I recently revamped my graphics-drawingcombinators module to have a handsome denotational semantics. I may write a post going into full detail later, but the executive summary is that *Image a = R ^{2} → (Color, a)*. Due to TCM, I get semantics for Image’s Functor instance from this, and if Color is a monoid I get the semantics for the Applicative and Monoid instances as well. OpenGL combines colors by alpha blending, so I happily defined my monoid instance as alpha blending:

mempty = Color 0 0 0 0 mappend c@(Color _ _ _ a) c' = a*c + (1-a)*c'

It doesn’t take a genius to see that this violates two of the three monoid laws (the only one it satisfies is left unit: `mempty `mappend` x = x`). This is embarrassing. My new rigorous denotational semantics has a pretty awesome flaw.

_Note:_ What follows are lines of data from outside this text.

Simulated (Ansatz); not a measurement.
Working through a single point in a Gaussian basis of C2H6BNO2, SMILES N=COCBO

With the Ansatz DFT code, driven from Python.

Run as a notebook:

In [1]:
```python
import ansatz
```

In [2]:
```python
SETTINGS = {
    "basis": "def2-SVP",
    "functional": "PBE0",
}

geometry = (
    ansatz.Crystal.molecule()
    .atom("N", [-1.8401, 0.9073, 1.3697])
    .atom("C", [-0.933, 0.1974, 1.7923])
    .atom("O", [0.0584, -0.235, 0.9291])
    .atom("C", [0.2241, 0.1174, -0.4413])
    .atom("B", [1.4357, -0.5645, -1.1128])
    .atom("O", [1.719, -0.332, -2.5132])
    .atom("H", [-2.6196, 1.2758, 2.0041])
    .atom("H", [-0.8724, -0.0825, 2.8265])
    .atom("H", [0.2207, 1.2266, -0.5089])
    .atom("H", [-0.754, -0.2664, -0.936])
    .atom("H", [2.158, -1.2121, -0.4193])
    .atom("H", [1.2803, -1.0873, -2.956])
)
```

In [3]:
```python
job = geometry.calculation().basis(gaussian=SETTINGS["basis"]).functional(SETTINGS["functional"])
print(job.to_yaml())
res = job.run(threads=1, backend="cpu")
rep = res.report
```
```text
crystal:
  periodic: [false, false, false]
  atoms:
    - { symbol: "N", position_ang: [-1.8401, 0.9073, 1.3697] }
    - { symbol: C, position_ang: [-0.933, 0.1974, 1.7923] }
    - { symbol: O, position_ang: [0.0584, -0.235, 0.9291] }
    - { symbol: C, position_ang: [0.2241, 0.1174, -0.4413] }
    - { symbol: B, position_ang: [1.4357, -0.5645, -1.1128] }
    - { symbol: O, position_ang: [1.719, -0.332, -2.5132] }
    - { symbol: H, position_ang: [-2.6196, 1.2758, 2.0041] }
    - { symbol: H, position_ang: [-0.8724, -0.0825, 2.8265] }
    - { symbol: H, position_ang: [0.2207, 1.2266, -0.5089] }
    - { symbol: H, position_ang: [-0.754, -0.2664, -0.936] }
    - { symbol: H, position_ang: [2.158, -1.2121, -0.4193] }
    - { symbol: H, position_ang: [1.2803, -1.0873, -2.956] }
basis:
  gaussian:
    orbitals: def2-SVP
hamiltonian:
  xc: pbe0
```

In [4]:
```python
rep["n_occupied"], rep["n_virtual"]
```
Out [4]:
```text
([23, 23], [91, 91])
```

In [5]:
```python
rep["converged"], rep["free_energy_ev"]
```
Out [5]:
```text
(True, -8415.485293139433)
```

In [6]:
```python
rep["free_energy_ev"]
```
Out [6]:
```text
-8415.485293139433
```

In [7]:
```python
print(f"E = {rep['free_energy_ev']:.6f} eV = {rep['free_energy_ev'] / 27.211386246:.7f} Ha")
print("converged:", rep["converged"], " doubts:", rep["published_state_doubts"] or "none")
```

To make this right, let’s redefine Color not as something which is drawn, but as a transformation on alpha-free colors. I do this because functions make great monoids: composition is always associative and identity is always a unit. But it’s not just any function, it’s an alpha blending function. So we say that *f* is a “Color” if there exists constants *a* and *x* such that *f(c) = a x + (1-a) c*, which I will write as *f = [a; x]*. Here *a* is a scalar and *x* is another alpha-free color like *c*. We would really like it if the composition of two Colors were also a Color. Let’s try:

f(g(c)) = [fa;fx]([ga;gx](c)) = fa fx + (1 - fa) ([ga;gx](c)) = fa fx + (1 - fa) (ga gx + (1 - ga) c) = fa fx + (1 - fa) ga gx + (1 - fa) (1 - ga) c = fa fx + (1 - fa) ga gx + (1 - fa - ga + fa ga) c = (fa fx + (1 - fa) ga gx) + (1 - (fa + ga - fa ga)) c

It looks like the “alpha” of our composition is *(fa + ga – fa ga)*. Let’s call this *a’*. Now we have to get the left side of the addition into the form *a’ r* for some r. Let’s just hack it: multiply and divide^{1} by *a’*.

= a' (fa fx + (1 - fa) ga gx) / a' + (1 - a') c

And then we can read off the answer:

[fa;fx] . [ga;gx] = [a' ; (fa fx + (1 - fa) ga gx) / a'] where a' = fa + ga - fa ga

For the identity, we need:

a x + (1 - a) c = c

Which is satisfied for *a = 0* with *x = * anything, so we can use [0,0].

Because we derived this from composition and identity, the laws *must* hold. The mathematically untrusting may wish to check this.

And there you have it: my new Color monoid which actually satisfies the laws. This is *the* way to compose alpha-blended colors — it reflects what happens if you draw one after the other, blending as you go. This is the math that pre-blends any segment of that sequence.

I should have known that OpenGL’s colors were transformations all along, since the color of an object that you see can depend on the color you used to clear the screen.

^{1} But what if *(fa + ga – fa ga) = 0*? Fortunately, the only place this happens when these variables are between 0 and 1 is fa = ga = 0, which means both f and g are the identity color.

http://www.alvyray.com/Memos/4_comp.pdf

I love this clever argument of using functions to derive a monoid! :-)

> this happens when these variables are between 0 and 1 is fa = ga = 0

Not obvious for me so:

proof:let’s solve x+y-xy=0 with x in [0;1] and y in [0;1].

Let a = x+y-xy = x(1-y) + 1y.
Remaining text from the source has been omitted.